Progress and Protest
QUEBEC CITY—"Ecotourism operates in a fragile environment," said Klaus Topfer, executive director of the United Nations Environment Programme (UNEP). For the delegates from 132 countries gathered for the World Ecotourism Summit in the lovely capital of Quebec City, Topfer’s words carried considerable understatement, as well as several meanings. The conference touched on many things, but none more deeply than the fragile environment that still exists around the very concept of ecotourism.
For some participants, green travel represents the great hope of saving what’s known as "protected areas" and providing economic benefits to the often very poor people who live in and around them. For others, including some of the Third World delegates, it can come across as a prime example of western arrogance, exploiting resources without much benefit to the local population. The irony, of course, is that the whole idea of ecotourism is to prevent that kind of exploitation.
"We have to ensure that the goose that lays the golden eggs does not turn out to be a trojan horse," says Tan Chi Kiong of the Ecumenical Coalition for Third World Tourism.
Much of the criticism occurred around the edges of the conference. Presentations from the podium, many featuring government ministers, tended to idealize the individual countries" ecotourism operations. All offered assurances that the rights of indigenous peoples were being respected as part of the process. Many offered evidence—in the form of exhaustive meeting processes—that such consultation had indeed occurred. But some indigenous groups continue to have grievances.
Randy Kapeshesit is one of the operators of the Cree Village Ecolodge on James Bay in northern Ontario, and he was upset that some of the native peoples" concerns were not being reflected in the conference documents. For the Cree, he said, ecotourism is more than just a business. "It’s a community effort," he said. Indigenous people, he added, don’t want to be seen as mere "stakeholders"; they want to be leaders.

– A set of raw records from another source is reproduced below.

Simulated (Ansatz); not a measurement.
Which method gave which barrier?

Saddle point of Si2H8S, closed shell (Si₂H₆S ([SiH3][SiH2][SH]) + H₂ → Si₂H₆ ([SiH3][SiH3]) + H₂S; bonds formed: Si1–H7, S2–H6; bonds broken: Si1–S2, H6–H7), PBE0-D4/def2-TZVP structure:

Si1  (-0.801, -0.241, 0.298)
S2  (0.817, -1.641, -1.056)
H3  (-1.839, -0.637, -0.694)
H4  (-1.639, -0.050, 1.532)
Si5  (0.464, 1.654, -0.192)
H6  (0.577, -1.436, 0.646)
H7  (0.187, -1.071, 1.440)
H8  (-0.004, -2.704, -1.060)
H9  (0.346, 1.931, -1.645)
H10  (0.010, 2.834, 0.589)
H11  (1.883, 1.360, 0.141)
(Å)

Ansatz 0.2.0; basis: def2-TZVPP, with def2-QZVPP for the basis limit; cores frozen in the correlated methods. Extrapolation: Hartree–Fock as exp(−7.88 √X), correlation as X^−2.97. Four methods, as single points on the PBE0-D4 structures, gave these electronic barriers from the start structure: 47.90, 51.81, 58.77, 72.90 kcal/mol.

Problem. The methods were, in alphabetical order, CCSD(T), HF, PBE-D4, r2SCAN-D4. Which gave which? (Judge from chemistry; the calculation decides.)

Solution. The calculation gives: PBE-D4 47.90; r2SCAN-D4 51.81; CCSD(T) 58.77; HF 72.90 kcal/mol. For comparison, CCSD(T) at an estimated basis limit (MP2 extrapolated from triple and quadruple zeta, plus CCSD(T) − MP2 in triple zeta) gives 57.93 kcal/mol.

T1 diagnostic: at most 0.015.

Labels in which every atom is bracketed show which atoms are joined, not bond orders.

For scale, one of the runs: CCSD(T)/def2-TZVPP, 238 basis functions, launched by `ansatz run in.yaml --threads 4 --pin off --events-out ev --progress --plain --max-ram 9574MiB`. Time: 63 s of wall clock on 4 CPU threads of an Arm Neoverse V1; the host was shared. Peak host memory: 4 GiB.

Despite all of this, the conference was inspiring on many different levels. Brett Jenks of the RARE Center showed how its guide training programs are helping to preserve wilderness areas, reduce wildlife poaching and boost local economies. Bruce Poon Tip of GAP Adventures pointed out that profitable ecotourism and strong ethical standards can co-exist. And Sheba Hanyurwa of Uganda, a UNEP delegate, sang a song in his native language about man and nature that he translated this way: "Your house is given to you, and you must share your house with others." He added, "The world is watching us." And indeed it was.